When listening to Kim Ji-min and her band Meaningful Stone's EP Cobalt, I feel like I am hearing her for the first time. Like I am hearing who she really is. The album is her follow-up to the 2020 LP A Call From My Dream, and represents the complete germination and blossoming of something that was planted on her earlier full length... Do you want to know what that is? Well, I'm not going to string you along until next season, so here: Kim is a rock star.
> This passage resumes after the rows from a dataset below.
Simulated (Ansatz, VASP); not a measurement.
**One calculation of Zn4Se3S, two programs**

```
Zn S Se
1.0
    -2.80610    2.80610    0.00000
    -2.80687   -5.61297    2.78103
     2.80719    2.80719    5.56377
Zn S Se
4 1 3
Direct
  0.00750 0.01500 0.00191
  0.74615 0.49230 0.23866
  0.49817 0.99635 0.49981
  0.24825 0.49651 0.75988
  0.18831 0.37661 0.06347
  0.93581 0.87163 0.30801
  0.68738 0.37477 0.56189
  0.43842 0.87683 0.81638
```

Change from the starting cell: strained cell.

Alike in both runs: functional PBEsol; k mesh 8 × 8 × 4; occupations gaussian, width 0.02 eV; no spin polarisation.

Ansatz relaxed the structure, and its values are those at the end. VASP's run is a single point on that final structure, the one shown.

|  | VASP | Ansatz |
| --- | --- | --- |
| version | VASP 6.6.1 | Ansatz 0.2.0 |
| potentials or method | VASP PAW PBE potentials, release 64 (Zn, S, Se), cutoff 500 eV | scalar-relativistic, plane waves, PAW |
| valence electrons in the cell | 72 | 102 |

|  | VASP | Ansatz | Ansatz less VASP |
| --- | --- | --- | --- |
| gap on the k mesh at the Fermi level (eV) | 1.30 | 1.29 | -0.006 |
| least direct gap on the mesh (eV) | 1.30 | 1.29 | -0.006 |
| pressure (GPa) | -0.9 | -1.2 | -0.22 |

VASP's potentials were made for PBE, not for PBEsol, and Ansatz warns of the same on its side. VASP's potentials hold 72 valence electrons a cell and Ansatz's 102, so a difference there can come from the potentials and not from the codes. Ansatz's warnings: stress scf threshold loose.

A Call From My Dream was a whimsical affair that served to allow Kim to process her often vivid dreams through a mellow melange of jazz, folk, and soul. It's a gorgeous album, and from an engineering standpoint, technically better than her most recent, rawer-sounding EP. However, it fails to grab me with the same tenacious enthusiasm. Cobalt is just more fun, and that's more or less of what I'm looking for in a pop album right now.
The hard beats and power chords that propel Kim's current EP have an antecedent in one of the singles off of A Call From My Dream, "Beep-Boop, Beep-Boop." In that song, Kim confronts her mortality to a stiff, concrete pounding, hip-hop beat, a dreamy swaying groove, and a shock of vulcanized, electric guitar solos. Some of these elements get streamlined for Cobalt, but the heat and the energy remain, as the passion for the music and its performance is thrillingly retained.
Cobalt has an incredibly strong resemblance to the simple but sturdy alternative rock that reliably charted throughout the '90s. The title track takes cues from grunge and Green Day's Insomniac to cast the support structure for a series of elegantly pivoting melodies stamped with a sense of exuberant and pointed rebellion. Kim picks up her trusty acoustic guitar for "Most," and closer "Fly," both of which are characterized by concise but nimble guitar chords that knit together an unexpectedly dreamy melody, harkening back to her LP without losing their essential rock and roll edge.
The high point of the album is the damp heat of the power-pop pulsar "Dancing in the Rain," where Kim's vocal melody glides along like it's skating on foot-long pats of butter across an enormous pancake, while attempting to outpace a tsunami of maple syrup that is cresting at her back- laughing at the absurdity of her predicament with each forward thrust. The guitar work on this track is fabulous as well- driving with a hint of melancholy playfully sifted into the heap of sugary fuzz it piles on. It feels like an unreleased Douglas Hopkins penned Gin Blossoms demo, reworked by Avril Lavigne circa Nobody's Home to become level-headed but hot-blooded, indie rock masterpiece.
You could call what Kim is doing here punk. And you could definitely call it pop. I wouldn't go so far as to call it pop-punk though. It's a little more refined than that. However you want to define it, one thing is for sure, Cobalt is as bright and as brilliant as the elemental stone that shares its name- in fact, I think that's why they share a moniker. Cobalt is as pretty as rock albums come.